Homework 4: Introduction to Molecular Dynamics (MD) Solution

Description

1. Influence of the integration timestep

   1. Use the input file “Kr_equilibrate.in” to generate a 5x5x5 FCC krypton crystal (with a lattice constant a = 5.0 Å). Using the Lennard-Jones (LJ) potential parameterized for Kr (with a cutoff of 7 Å), perform a “box/relax” minimization to determine the equilibrium lattice constant.

   2. Equilibrate the system at 80 K and 0 atm (ensure that the volume and energy reach some plateaus) and save the equilibrated configuration in a data file (Kr_80K.dat).

1. 3. Use the input file “Kr_NVE.in” to restart from the equilibrated configuration (Kr_80K.dat) and perform an NVE simulation with different timesteps varying from 0.1 fs to 50 fs. Check how the timestep affects the conservation of the total energy. Keep a timestep of 1.0 fs for the following. Plot the final total energy of the system as a function of the timestep.

2. Influence of the thermostat and barostat damping parameters

   1. Use the input file “Kr_thermostat.in” to perform a sudden change of temperature, from 1 to 120 K with different thermostat damping parameters varying from 1.0 to 1000 fs. Check how the thermostat damping parameter affects how the temperature of the system follows that of the thermostat. Keep a thermostat damping parameter of 100.0 fs for the following.

1. 2. Use the input file “Kr_barostat.in” to perform a sudden change of pressure, from 0 to 10000 atm with different barostat damping parameters varying from 80.0 to 10000 fs. Check how the barostat damping parameter affects how the pressure of the system follows that of the barostat. Keep a barostat damping parameter of 1000.0 fs for the following.

3. Influence of the system size

   1. Use the input file “Kr_size.in” to generate various FCC krypton crystals with varying sizes (from 3x3x3 to 8x8x8) equilibrated at 100 K. Plot the simulation time as a function of the number of atoms.

1. 2. Plot the average energy of the system at 100 K as a function of the number of atoms. Conclude.

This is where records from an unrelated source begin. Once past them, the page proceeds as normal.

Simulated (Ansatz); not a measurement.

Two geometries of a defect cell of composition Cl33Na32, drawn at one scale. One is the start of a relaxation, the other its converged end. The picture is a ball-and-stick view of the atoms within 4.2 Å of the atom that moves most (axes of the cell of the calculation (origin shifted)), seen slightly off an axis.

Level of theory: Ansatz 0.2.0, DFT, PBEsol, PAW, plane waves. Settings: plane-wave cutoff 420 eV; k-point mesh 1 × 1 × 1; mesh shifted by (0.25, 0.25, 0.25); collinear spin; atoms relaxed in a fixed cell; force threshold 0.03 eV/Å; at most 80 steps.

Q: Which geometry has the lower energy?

1. 3. Plot the standard deviation of the temperature of the system at 100 K as a function of the number of atoms. Conclude.

4. Melting of krypton

   1. Use the input file “Kr_heat.in” to investigate the melting of Kr from 1 to 150 K under a pressure of 100 atm with a heating rate of 1 K/ps. Save the configuration of the system at 150 K (Kr_150K.dat). Observe how the atomic structure is changing as a function of temperature in VMD.

1. 2. Plot the potential energy and volume as a function of temperature. Identify the melting temperature.

1. 2. Restarting from the configuration of the system at 150 K (Kr_150K.dat), use the input file “Kr_cool.in” to investigate the quenching of Kr from 150 to 1 K under a pressure of 100 atm with a cooling rate of 1 K/ps. On the same plot, show the potential energy (and then volume) of Kr upon heating and subsequent quenching. Observe how the atomic structure is changing as a function of temperature in VMD. What type of phase is obtained after quenching?

5. Pair distribution function

   1. Use the input file “Kr_phases.in” to create and save some atomic configurations of Kr in various states: crystal, liquid, gas, and glass. Visualize the structure of Kr in these different states using VMD.

5. 2. Using the input file “Kr_pdf.in”, compute the pair distribution function (PDF) of Kr in these states. After the simulation is done, the computed PDF can be found in the “pdf.dat” output file (distance = 2^nd column, PDF = 3^rd column). Comment on the shape of the PDFs.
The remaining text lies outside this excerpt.